This case does not involve a cybertrap per se, but it does help to illustrate two related topics: 1) the ongoing profound impact that video is having on both policing and the policing of the police; and 2) as always, the perils of attempted cover-ups. (Actually, this is a case in which a cover-up would have been a good idea.)
Last November, Officer Jason Miller of the Newton (NJ) Police Department was arrested on charges of exposing himself to “numerous” young male drivers during traffic stops. His behavior came to light after the Newton Police Department received two anonymous complaints describing the activity. The Department immediate suspended the 14-year veteran without pay and charged him with two counts of official misconduct, one count of a pattern of official misconduct, and one count of lewdness.
According to the affidavit of probable cause (published online by The Smoking Gun), a review of Miller’s Mobile Audio/Video Recording (MVR) unit showed several instances in which Miller stopped drivers for obvious motor vehicle violations, but then let the drivers go after exposing himself to them.

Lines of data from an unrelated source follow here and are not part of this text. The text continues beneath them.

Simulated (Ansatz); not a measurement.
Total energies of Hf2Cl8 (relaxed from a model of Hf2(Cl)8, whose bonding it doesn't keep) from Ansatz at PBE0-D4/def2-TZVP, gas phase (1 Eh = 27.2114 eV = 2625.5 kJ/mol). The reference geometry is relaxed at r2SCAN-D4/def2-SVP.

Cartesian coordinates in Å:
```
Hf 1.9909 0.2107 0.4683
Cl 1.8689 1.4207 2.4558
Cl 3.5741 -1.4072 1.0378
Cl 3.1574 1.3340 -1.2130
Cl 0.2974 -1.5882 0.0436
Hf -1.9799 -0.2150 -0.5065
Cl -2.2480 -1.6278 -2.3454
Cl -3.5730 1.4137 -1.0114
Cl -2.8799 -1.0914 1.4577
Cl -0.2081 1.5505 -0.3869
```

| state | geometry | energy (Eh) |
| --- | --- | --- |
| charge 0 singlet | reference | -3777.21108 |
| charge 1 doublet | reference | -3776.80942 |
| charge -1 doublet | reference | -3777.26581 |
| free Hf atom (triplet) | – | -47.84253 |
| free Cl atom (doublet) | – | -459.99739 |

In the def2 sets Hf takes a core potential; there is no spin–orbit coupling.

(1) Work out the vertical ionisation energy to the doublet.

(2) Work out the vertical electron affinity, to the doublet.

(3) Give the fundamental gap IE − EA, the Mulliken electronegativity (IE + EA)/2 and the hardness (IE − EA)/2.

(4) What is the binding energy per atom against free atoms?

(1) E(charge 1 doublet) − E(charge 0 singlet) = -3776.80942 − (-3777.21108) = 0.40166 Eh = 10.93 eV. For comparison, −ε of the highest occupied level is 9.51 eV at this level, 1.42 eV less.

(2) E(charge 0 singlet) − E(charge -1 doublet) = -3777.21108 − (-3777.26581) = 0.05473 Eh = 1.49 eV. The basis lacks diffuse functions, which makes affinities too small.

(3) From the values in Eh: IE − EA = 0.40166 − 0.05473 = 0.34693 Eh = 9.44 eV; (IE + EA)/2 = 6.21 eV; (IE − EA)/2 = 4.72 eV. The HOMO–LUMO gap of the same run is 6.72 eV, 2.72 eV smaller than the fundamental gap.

On Monday, Miller accepted a plea deal in which he agreed to plead guilty to one count of tampering with evidence. Specifically, Miller admits to turning off his MVR in an attempt “to conceal unprofessional and inappropriate conduct.”
In addition, Miller has agreed to resign from the Newton Police Force, and he will be barred from serving as a law enforcement officer in the state of New Jersey. Prosecutors are also asking that he be sentenced to 60 days in jail. Miller will be formally sentenced on August 7.